During the process of creating a successful SaaS product, I’ve found that it’s more important to focus on working on the right tasks, rather than spending time trying to guess when something will be ready.

I’m now applying this way of thinking at my startup, Swiftcomplete, where it’s really important to maintain focus and build relationships with customers to successfully deliver our product vision.

Focus on solving the underlying difficult problems

Innovating is hard. Combining a raw idea, customer feedback and what is technically possible and then converting it into an achievable product roadmap is a difficult, time consuming and skilled task.

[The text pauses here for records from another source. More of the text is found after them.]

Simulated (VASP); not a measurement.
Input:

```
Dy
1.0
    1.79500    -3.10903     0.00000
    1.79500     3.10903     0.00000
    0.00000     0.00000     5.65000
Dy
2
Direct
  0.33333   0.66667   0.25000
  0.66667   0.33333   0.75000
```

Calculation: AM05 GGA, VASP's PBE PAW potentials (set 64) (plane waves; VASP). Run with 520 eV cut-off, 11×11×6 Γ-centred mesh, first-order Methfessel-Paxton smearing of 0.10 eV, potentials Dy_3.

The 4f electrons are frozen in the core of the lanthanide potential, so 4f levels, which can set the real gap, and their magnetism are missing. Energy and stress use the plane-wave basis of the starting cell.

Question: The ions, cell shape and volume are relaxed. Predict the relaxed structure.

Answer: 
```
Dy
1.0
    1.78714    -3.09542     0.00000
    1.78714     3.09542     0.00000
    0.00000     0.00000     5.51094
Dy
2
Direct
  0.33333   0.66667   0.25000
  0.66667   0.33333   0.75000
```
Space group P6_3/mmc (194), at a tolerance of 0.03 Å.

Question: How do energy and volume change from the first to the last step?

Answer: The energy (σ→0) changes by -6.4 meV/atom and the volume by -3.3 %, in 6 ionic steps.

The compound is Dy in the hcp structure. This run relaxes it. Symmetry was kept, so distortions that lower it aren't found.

It’s easy to procrastinate and spend time estimating user stories, monitoring team velocity and drawing burn-down charts, but this is not valuable to your customers and does not help to deliver your product vision.

Often, deadlines and other metrics can be imposed to pressure a development team into working faster, particularly when a project is perceived to be struggling.

Forcing the issue with imposed deadlines, timeboxed releases and excessive monitoring is one approach to get something released, but it doesn’t address the common problem that projects tend to struggle due to a lack of a clear vision, not slow developers.

Getting the content of your releases right is the most valuable area to focus your resources on — everything else is avoiding the issue

I prefer to attack the root cause, by having a development team that feel like they are working on something useful, feel ownership of a complex problem and are directly contributing to a clear product vision.

Keep colleagues and customers happy by managing their expectations. Do this by communicating with them frequently, breaking your product vision down into small, cohesive releases and giving ownership to the development team, supporting them to release as often as possible.

If you’re responsible for delivering a product vision, the most important thing to get right is what you should be working on, not when you should deliver it by

There will be times where committing to a deadline is unavoidable due to external factors, such as complying with new regulations. This is to be expected, but try to avoid relying on setting arbitrary deadlines as your day-to-day method of getting releases finished, particularly if you’re trying to foster a culture of innovation.

For long-term growth, focus on quality, not dates

Once you’ve set your product vision and created an initial roadmap, I recommend not committing to hard dates for your releases, as it restricts the teams’ ability to work on the most valuable tasks. This is particularly relevant for projects which require a lot of R&D, or for startups that are trying to establish product/market fit.

It isn’t always possible to be innovative on demand

My preference is to deliver high-quality, valuable releases that will delight customers, rather than releasing unfinished or buggy products to meet an arbitrary deadline.

Delivery of your product vision should be a process where you will continuously learn and re-prioritise based on feedback, but your ability to do this will be restricted if you’ve already committed to delivering a certain piece of functionality by a certain date.

Conversely, you may need to pull a release forwards, to meet requirements for a customer who is looking to use your product. You won’t be able to do this if you’ve a agreed a rigid roadmap with fixed dates and ordering.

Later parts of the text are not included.